Re-Tooling Academic Libraries for the Digital Age:
Missions, Collections, Staffing

California Academic & Research Libraries
Third Annual Conference

SUMMARY OF TALK


2d Keynote Speaker

Stuart Sutton, Director
School of Library and Information Science
San Jose State University


"Education for Service in a Digital Age"


Dr. Sutton challenged librarians to confront the fact that our very survival as a profession is in question today. There are core areas of professional expertise that define our field, and they are more relevant than ever before, but the emerging information technologies are transforming our environment in fundamental ways, and other professions and disciplines may very well take our domain from us, if we are unable or unwilling to assert ourselves and keep up with the rapid changes in technology and people's information needs.

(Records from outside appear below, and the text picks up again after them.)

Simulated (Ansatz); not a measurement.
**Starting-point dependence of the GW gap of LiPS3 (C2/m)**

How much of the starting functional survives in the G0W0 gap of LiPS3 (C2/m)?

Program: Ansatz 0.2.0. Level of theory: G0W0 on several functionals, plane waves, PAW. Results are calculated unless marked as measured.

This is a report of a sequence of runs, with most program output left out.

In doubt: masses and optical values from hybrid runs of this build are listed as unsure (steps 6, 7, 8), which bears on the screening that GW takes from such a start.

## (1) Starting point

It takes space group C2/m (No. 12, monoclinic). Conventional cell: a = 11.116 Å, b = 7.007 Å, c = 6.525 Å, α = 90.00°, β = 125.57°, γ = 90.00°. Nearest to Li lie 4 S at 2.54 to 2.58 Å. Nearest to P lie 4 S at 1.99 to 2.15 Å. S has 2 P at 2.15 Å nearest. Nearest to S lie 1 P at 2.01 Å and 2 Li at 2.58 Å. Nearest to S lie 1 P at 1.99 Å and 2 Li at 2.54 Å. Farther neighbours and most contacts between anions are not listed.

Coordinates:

The technologies are the rapid progress of computing and telecommunications, and their growing fusion, and also the growth of complex new information structures. They are transforming how universities function and how people use information. We have no choice but to fundamentally change our concept of the library, its collection and its service model.

We are moving from a concept of the library as place to one of the library as logical entity, and from a service model based on providing information containers to one based providing information itself--from a "resource-provision" model to a "consultative model."

We thought we were in the "information container" business, when we are really in the "information business."

More and more of the traditional kind of reference intermediation, putting end-users in touch with relevant information "containers," will be replaced by computer system intermediation, but the need for information professionals to provide new, more tailored and sophisticated intermediation, will be as important as ever.

Professional expertise can be analyzed as a hierarchy of three layers. The top layer consists of immutable core areas, derived from the societal problem the profession seeks to solve. In library and information science, there are three: knowledge of information, knowledge of information technology and knowledge of users. All library and information science professionals must possess all three areas of expertise--they are what defines us. There is also a "penumbral" knowledge of the social, political and economic context.

The second layer consists of dimensions of practice, and in our profession, there are four: the tool-making dimension, the tool-use or information management dimension, the "agency" or service dimension, and the management of information organizations dimension.

The third layer consists of skill sets. These are the most varied, context-specific and subject to change. They are also what is most readily handled by paraprofessionals

The core areas and dimensions of practice are essentially context-independent--they can be applied to any setting, not just libraries. Librarianship and libraries are not co-extensive.

Library education has traditionally focused on the institution--the library. It is today being refocused, everywhere, on information itself. In the analysis of former Syracuse University professor and dean Robert Taylor, we have moved from a Ptolemaic view, with the library at the center, to a Copernican view, with information at the center, and libraries just one of a number of "planets" that contribute as sources of information. [Ruth Hafter mentioned later in the panel discussion that some would put the user at the center in this model, with the information sources, including libraries, as the planets.].

The schools are now no longer focusing on libraries, and library users, but rather on information itself, and how people use information in much more general terms, and in many different settings, studying things like cognition, information-seeking behavior, etc. It is a fundamental shift.

Paraprofessionals have become an integral part of the professional environment. We rely on them especially for mastery of the skill sets necessary to carry out so much of the work of the profession on an operational level, and must see them as partners, and provide appropriate educational programs for them in schools of library and information sciences. We must also recognize that any paraprofessional who has a mastery of the core areas and one or more dimensions of practice IS a professional, regardless of credential.

We must all find ways to re-educate ourselves and keep up with new technologies and information needs--regardless of how much support our employers give us--or we will not survive as a profession.